The original LP (pictured) was recorded live at saxophonist Sam Rivers' NYC loft venue Studio Rivbea on February 5, 1977, with famed producer Michael Cuscuna overseeing the eventual release. Although Bugle Boy Bop never has been reissued on CD, you can still hear it via a free download from the music-sharing blog Nothing Is V2.0, which had this to say about the session:
"This is a trumpet & drum duet that will please fans of AEC & Human Arts Ensemble. If you are someone who loved Don Cherry & Eddie Blackwell's album Mu, you'll probably like this one.To download a free copy of Charles "Bobo" Shaw and Lester Bowie's Bugle Boy Bop, go here, scroll down to the bottom of the post, and look for the link that says "Download Bugle Boy Bop," which will take you to a Rapidshare page. Look for the green button marked "Download," click it, and follow the instructions from there.

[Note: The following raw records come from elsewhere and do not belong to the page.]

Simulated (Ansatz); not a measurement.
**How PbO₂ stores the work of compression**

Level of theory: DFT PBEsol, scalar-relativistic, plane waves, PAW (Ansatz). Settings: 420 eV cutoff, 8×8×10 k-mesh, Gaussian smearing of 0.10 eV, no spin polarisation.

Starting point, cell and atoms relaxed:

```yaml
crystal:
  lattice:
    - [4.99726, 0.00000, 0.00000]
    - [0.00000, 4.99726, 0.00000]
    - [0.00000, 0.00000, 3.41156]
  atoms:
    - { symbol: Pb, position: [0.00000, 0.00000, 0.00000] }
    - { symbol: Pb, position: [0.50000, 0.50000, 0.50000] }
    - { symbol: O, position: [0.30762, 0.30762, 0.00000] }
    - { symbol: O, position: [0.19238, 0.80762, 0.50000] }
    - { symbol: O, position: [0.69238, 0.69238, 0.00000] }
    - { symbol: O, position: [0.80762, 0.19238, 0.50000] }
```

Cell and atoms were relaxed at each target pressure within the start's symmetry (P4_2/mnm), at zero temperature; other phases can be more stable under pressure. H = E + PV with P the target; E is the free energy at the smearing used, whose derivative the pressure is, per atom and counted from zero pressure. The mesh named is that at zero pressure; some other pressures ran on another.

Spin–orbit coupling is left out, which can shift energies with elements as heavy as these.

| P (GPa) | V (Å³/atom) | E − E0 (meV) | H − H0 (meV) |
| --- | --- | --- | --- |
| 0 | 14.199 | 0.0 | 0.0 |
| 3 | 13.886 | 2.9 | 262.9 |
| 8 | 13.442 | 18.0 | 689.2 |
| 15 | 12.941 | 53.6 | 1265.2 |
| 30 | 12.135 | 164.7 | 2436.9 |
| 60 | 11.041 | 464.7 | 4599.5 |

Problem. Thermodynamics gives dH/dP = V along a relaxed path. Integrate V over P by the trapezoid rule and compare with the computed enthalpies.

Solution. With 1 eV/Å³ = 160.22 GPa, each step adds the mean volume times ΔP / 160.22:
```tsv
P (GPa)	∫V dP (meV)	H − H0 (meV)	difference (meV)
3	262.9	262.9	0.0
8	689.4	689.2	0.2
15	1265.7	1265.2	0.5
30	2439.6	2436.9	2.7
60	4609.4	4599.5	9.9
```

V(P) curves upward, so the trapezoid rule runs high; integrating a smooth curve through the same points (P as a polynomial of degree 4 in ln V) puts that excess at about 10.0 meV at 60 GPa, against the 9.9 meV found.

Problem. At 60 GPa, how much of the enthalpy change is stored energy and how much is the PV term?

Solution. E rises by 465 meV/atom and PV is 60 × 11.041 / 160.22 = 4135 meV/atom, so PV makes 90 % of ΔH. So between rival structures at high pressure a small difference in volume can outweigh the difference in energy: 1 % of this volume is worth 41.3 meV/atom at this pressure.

The title track gets things off to a high-energy start. The second track ("Go Bo") is where Shaw cuts loose & Bowie lays low (at least somewhat). A barnburner. "Cootie's Caravan Fan" slows things down, but just barely, with a pulsating rhythm giving the tune a very trance-like feel. The title "Latin Recovery" is fairly self-explanatory, with Shaw going bossa nova as Bowie freaks out on the trumpet. The flipside starts with what amounts to a free improv ballad "The Girth of the Cool" - slow-tempo late night feel to it, but by mid-song builds in intensity and eventually the duo picks up the pace and the ferocity. "Chop'n Rock" is characterized by a choppy, rockish beat through much of the tune, seemingly nodding to an old AEC tune, "Rock Out". "Finito, Benito" ends the album on an entropic note. Be aware, the mp3s on this one are a bit dodgy, and the last tune seems to cut off in the middle. As the saying goes, better dodgy mp3s than no music at all.
I don't know if there ever will be a proper digital reissue of this album. Maybe I'll be pleasantly surprised. In the meantime, these mp3 files help to document just a bit of what was going on during the late 1970s NY jazz loft scene."